1208A — XORinacci
The sequence is $$$a$$$, $$$b$$$, $$$a\oplus b$$$, $$$a$$$, $$$b$$$, $$$a\oplus b$$$ $$$\cdots$$$
Since, the sequence has a period of $$$3$$$, $$$f[i] = f[i \mod 3]$$$.
1208B — Uniqueness
After removing a sub-segment, a prefix and a suffix remain, possibly of length $$$0$$$. Let us fix the prefix which does not contain any duplicate elements and find the maximum suffix we can get without repeating the elements. We can use map/set to keep track of the elements.
Time complexity: $$$O(n^2 \cdot log(n))$$$
1208C — Magic Grid
Divide the grid into four quadrants. Assign distinct integers to the first quadrant from $$$0$$$ to $$$(\frac{N^2}{4} - 1)$$$. Copy this quadrant to the other three. This way XOR of each row and column becomes $$$0$$$.
Now, to make numbers distinct among the quadrants, multiply the numbers by $$$4$$$. Add $$$1$$$, $$$2$$$, and $$$3$$$ to the numbers in $$$1^{st}$$$, $$$2^{nd}$$$ and $$$3^{rd}$$$ quadrants respectively. The XOR of each row and column would still remain $$$0$$$ as $$$N/2$$$ is also even but the elements will become distinct while being in the range $$$[0, N^2-1].$$$
Another approach in this problem is to use a $$$ 4 \times 4$$$ grid given in the sample itself and replicate it in $$$N \times N$$$ grid by adding $$$16, 32, 48 \cdots $$$ to make the elements distinct.

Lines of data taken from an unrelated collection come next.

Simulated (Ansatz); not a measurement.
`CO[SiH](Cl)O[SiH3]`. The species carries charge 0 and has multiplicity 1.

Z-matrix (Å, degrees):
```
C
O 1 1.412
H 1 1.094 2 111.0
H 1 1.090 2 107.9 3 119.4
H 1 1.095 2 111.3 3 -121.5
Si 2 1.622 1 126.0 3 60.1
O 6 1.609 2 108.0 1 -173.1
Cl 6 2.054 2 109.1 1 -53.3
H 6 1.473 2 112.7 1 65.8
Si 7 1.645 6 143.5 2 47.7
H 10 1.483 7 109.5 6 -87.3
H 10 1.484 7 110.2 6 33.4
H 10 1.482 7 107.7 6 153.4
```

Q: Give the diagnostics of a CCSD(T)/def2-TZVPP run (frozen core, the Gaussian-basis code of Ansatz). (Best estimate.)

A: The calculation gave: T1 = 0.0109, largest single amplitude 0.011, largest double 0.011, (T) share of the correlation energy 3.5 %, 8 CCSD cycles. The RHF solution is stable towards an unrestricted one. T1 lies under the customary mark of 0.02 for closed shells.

Of course, there are multiple ways to solve the problem. These are just a few of them.
1208D — Restore Permutation
Approach 1
Let us fill the array with numbers from $$$1$$$ to $$$N$$$ in increasing order.
$$$1$$$ will lie at the last index $$$i$$$ such that $$$s_{i} = 0$$$. Find and remove this index $$$i$$$ from the array and for all indices greater than $$$i$$$, reduce their $$$s_{i}$$$ values by $$$1$$$. Repeat this process for numbers $$$2, 3, ...N$$$. In the $$$i^{th}$$$ turn, reduce the elements by $$$i$$$.
To find the last index with value zero, we can use segment tree to get range minimum query with lazy propagation.
Time complexity: $$$O(N \cdot log(N))$$$
Approach 2
For every i from $$$N$$$ to 1, let's say the value of the $$$s_{i}$$$ is x. So it means there are $$$k$$$ smallest unused numbers whose sum is $$$x$$$. We simply put the $$$k+1$$$st number in the output permutation at this $$$i$$$, and continue to move left. This can be implemented using BIT and binary lifting.
Thanks to real.emerald for expressing the solution in the above words.
1208E — Let them slide
For every array $$$i$$$ from $$$1$$$ to $$$N$$$, let us maintain 2 pointers $$$L[i]$$$ and $$$R[i]$$$, representing the range of elements in $$$i_{th}$$$ array, that can be accessed by the current column index $$$j$$$.
Initially all $$$L[i]$$$ and $$$R[i]$$$ would be set equal to 0.
As we move from $$$j_{th}$$$ index to $$$(j+1)_{th}$$$ index, some $$$L[i]$$$ and $$$R[i]$$$ would change. Specifically, all those arrays which have $$$size \ge min(j,W-j-1)$$$ would have their $$$L[i]$$$ and $$$R[i]$$$ change.
Since overall movement of $$$L[i]$$$ and $$$R[i]$$$ would be equal to $$$2 \cdot$$$ size_of_array($$$i$$$). Overall change would be of order of $$$O(\sum a[i])$$$. For every array we need range max query in $$$(L[i], R[i])$$$.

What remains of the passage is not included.